|The Four (l to r): Life Snatcher, Emotionless, Coldblood, and Iron Hands|
|Ji Yaihua (Yi Yan Jiang, left) and Butterfly (Anna Fang), two female constables newly assigned to Department 6|
According to director Gordon Chan (Fist of Legend, Painted Skin), the novel didn’t explain how the four came together in the Divine Constabulary. He decided to use this first film of the trilogy in part to provide an “origins story.” While there are a few lesser characters that work for it, only two of The Four are original members of the Divine Constabulary. One is Sheng Yayu (Yifei Liu, The Forbidden Kingdom), who is called Emotionless. She’s a young woman who can read minds and who has telekinetic powers. A previous injury has left her confined to a wheelchair, although she sometimes gets around using crutches.

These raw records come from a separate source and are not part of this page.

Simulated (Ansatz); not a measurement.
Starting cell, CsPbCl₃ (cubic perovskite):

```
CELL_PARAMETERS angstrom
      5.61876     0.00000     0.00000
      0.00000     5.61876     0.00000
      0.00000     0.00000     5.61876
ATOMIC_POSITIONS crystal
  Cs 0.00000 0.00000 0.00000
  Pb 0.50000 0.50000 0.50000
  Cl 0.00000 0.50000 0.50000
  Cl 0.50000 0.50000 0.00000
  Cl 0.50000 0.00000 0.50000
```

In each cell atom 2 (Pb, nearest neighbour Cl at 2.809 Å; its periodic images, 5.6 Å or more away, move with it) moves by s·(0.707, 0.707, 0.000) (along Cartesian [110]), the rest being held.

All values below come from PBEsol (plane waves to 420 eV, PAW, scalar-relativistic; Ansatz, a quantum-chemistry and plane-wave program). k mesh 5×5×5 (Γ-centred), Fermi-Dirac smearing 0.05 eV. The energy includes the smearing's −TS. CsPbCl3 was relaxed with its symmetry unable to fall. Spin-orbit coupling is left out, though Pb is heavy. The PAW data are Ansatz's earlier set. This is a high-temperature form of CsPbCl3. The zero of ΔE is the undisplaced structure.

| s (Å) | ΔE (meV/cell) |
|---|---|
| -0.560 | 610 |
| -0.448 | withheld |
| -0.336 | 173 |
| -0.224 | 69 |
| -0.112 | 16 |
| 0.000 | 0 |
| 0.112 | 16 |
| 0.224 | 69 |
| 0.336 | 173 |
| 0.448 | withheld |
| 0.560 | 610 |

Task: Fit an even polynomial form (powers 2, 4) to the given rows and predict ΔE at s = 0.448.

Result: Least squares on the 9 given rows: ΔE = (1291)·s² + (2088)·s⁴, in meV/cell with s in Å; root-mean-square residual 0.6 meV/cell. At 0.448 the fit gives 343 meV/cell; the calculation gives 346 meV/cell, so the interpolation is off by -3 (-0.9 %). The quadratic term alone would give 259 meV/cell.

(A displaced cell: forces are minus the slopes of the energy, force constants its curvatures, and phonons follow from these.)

|Emotionless (Yifei Liu) and Skywings, her beloved bird|
The other original member is Tie Youyia (Collin Chou, DOA: Dead or Alive, Flash Point, The Forbidden Kingdom), who is known as Iron Hands for his Fists of Steel. He has connections to the underworld and is also a bit of an inventor: Emotionless’s wheelchair is one of his creations.
Life Snatcher (Ronald Cheng, Vulgaria, Fatal Contact) is a skilled debt collector who has a particular fondness for wine. He is recruited for his powerful legs that give him incredible “air kung fu.” The final member of The Four is Leng Lingqi (Chao Deng, Detective Dee and the Mystery of the Phantom Flame). Known as Cold Blood, The Wolf Man, he is a member of Department 6 who was “dismissed” by Lord Liu so that he could infiltrate the Divine Constabulary.
|An Shigeng, a shipper known as the God of Wealth, enjoys the ministrations of two of his lovelies|
The film has lots of terrific action scenes, wonderfully provided courtesy of action choreographer Huen Chiu Ku. There are over 2,000 special effects (again according to director Chan). These are of a very high quality, giving the film a look, as Anthony Wong accurately says in an extra, “almost like Hollywood.” (Actually he may be selling the effects a bit short; I think for the most part they stand up very well in comparison with what Hollywood produces.) As for the extras on the single disc DVD (which is what I had for review), they include an informative making of featurette that is approximately 24 minutes long, some deleted scenes, and a trailer.
The Four is a great start for the proposed trilogy. Of course, one never knows how these things will ultimately turn out until all of the films have been released. Will it go off the rails like The Matrix films did, or will it become as beloved in its own way as The Lord of the Rings did in its? For now, my money is on the latter, and I’m eager to see and review both of the upcoming two installments.